Chelsea vs QPR/Brentford
In a very similar vein to Fulham, Chelsea’s rivalries with the other fellow West Londoners, QPR and Brentford, have also been limited due to the gulf in quality between them, and the lack of regular fixtures this causes. Both the Rs and the Bees have spent the vast majority of recent years in lower divisions, meaning that they have very rarely played Chelsea, especially not in important matches.
There was an unsavoury flare-up between Chelsea and QPR in 2011, however, as Blues skipper, John Terry, was alleged to have racially abused Anton Ferdinand in a game that the newly promoted Rs managed to win 1-0. However, due to the sheer lack of fixtures between the two, this rivalry has now fizzled out in terms of being something that many Chelsea fans can get too excited about.
Much as we might love Chelsea, there is no doubt that over the years they have managed to create some rather heated rivalries with other sides. There are many factors that explain this but let’s just say that being successful tends to make other teams envious, shall we?
Chelsea vs Leeds United
A fierce rivalry between Chelsea and Leeds United arose in the 1960s and 1970s, as a consequence of a number of important and similarly controversial games between the two, as both sides were competing for major honours. The pinnacle of both controversy and competitiveness has to be the 1970 FA Cup final, which has been dubbed the “most brutal game” in English football history.
In 1997, referee, David Elleray, rewatched the match, declaring that there would have been six red cards and 20 yellows awarded, according to modern rules. This violence and brutality on the field was echoed in the clashes between football hooligans from both sides, with a number of violent incidents between Chelsea and Leeds “firms” occurring throughout the 70s and 80s. This rivalry was characterised by some as a conflict between “Yorkshire grit” and the “flash cockney”.

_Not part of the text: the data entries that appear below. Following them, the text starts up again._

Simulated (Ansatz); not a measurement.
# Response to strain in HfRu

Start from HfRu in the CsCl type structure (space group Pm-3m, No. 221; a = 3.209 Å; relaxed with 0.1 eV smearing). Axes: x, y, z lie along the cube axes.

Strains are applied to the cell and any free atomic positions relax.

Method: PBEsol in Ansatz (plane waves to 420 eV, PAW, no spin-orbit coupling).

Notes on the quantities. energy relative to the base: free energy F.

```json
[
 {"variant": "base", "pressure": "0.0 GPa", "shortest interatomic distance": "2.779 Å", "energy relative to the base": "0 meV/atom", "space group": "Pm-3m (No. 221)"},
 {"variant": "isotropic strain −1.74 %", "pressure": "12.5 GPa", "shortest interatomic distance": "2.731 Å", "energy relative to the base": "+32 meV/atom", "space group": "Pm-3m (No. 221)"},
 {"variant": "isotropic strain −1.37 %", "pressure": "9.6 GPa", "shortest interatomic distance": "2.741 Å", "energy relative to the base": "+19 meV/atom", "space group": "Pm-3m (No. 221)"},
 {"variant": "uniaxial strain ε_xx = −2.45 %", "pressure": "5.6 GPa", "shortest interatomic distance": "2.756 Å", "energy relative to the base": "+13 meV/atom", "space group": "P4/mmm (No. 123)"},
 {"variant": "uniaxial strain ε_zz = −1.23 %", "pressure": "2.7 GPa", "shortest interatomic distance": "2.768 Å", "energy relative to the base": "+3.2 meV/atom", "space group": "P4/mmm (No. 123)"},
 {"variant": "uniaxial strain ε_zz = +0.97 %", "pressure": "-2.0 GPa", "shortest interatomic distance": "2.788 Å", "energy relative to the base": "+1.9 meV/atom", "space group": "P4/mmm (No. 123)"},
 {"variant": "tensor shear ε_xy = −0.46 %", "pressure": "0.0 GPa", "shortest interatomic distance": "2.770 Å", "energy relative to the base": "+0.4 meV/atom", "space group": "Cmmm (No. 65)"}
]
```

However, despite animosity remaining between the two, the rivalry itself has almost completely died out, as Leeds were relegated from the Premier League in 2004 and didn’t return to the top flight until 2020/21. In this time, Chelsea established themselves as one of the best teams in the country, backed by the investment of Roman Abramovich, whilst Leeds struggled, even spending a period in League One.
Chelsea vs Arsenal
A mixture of location and mutual success has led to a strong rivalry emerging between Chelsea and Arsenal, with the 2012 Football Rivalries Survey concluding that Blues fans see the Gunners as their second biggest rival, behind Tottenham. This rivalry between the two London sides has significantly grown in intensity over the last 20 years or so, with the two teams facing each other in five major finals since 2002.
These finals include the 2019 Europa League and the 2002, 2017 and 2020 FA Cup finals, all of which have been fiercely contested. Under Jose Mourinho, Chelsea brought an end to the Wenger/Ferguson era, and it could even be argued that Chelsea replaced Arsenal, considering that since Chelsea first lifted the Premier League title, in 2004/05, Arsenal have been unable to do so.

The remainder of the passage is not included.